In all script files executed after the PSQL script, you can reference the parameter by ${parameter_name['key']}
.
Example: You have the ‘Settings’ source table:
Id | Setting |
---|---|
type | GOLD |
environment | Linux |
browser | Chrome |
In your PSQL script file, you provide the following script:
/* DEFINE(settings) */
SELECT Id AS "Key", Setting AS "Value" FROM Settings
The following SQL script is executed after the PSQL script:
DELETE FROM Customers WHERE type = '${settings['type']}' AND browser = '${settings['browser']}';
SQL Executor executes the SQL script as follows:
DELETE FROM Customers WHERE type = 'GOLD' AND browser = 'Chrome';
(PSQL, ISQL) Iterate parameters obtained from ADS
In a PSQL script file, you can define a script that returns a list through which you can iterate by a subsequent SQL statement. This script must return the ‘key’ column and any number of columns that are used as parameters in ISQL script files. If the SELECT statement returns two lines with the same key, only the last line is used.
Example: You have the ‘custom_partitions’ source table:
table_name | partition |
---|---|
account | 55 |
account | 60 |
opportunity | 55 |
opportunity | 60 |
product | 55 |
product | 60 |
In your PSQL script file, you provide the following script:
/* DEFINE(partitions) */
SELECT row_number() OVER (order by table_name) AS "key",table_name AS table_name,partition AS partition FROM custom_partitions
In your ISQL script file, you provide the following script:
/* ITERATION(partitions) /
SELECT DROP_PARTITION('${table_name}', ${partition});
SQL Executor executes the ISQL script as follows:
SELECT DROP_PARTITION('account', 55);
SELECT DROP_PARTITION('account', 60);
SELECT DROP_PARTITION('opportunity', 55);
SELECT DROP_PARTITION('opportunity', 60);
SELECT DROP_PARTITION('product', 55);
SELECT DROP_PARTITION('product', 60);
(SQL, PSQL, ISQL) Control script execution using conditions
Use conditions to control the script execution.
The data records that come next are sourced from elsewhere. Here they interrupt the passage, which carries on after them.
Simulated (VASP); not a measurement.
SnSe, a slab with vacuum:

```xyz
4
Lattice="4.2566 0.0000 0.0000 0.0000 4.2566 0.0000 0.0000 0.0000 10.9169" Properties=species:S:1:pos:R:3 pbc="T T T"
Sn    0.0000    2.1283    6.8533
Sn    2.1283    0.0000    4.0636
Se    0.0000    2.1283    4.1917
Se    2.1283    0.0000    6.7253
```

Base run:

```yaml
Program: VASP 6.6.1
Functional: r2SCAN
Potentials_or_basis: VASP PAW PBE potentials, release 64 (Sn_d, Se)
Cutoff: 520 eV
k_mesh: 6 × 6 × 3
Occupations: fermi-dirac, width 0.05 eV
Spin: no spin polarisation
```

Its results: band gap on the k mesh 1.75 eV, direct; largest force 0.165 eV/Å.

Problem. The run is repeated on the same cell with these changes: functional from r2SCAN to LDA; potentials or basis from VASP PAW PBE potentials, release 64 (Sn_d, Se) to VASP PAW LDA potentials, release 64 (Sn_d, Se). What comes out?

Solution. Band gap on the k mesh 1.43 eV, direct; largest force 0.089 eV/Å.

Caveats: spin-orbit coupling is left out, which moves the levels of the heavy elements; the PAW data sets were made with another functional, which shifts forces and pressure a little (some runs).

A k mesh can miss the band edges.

To specify a condition, use the following expression:
/* CONDITION(parameter_name) */
- When the parameter used in the condition is set to 1 (integer or string), the script is executed.
- When the parameter is set to any other value, the script is not executed.
Example: In your SQL script file, you provided the following scripts:
/* CONDITION(DELETE_TABLE) */
DELETE * FROM my_test_table;
/* CONDITION(TEST_COLLECTION['enabled']) */
DELETE * FROM my_test_table;
SQL Executor executes the PSQL script as follows:
/* CONDITION(TEST_COLLECTION['enabled']) */
/* DEFINE(partitions) */
SELECT row_number() over (order by table_name) as "key",table_name as table_name,partition as partition from custom_partitions;
Reference a schedule parameter in a script
You can enter additional schedule parameters (see Schedule Parameters) and refer to them in a script using ${parameter_name}
. When executing, SQL Executor replaces ${parameter_name}
with the appropriate parameter value from the schedule.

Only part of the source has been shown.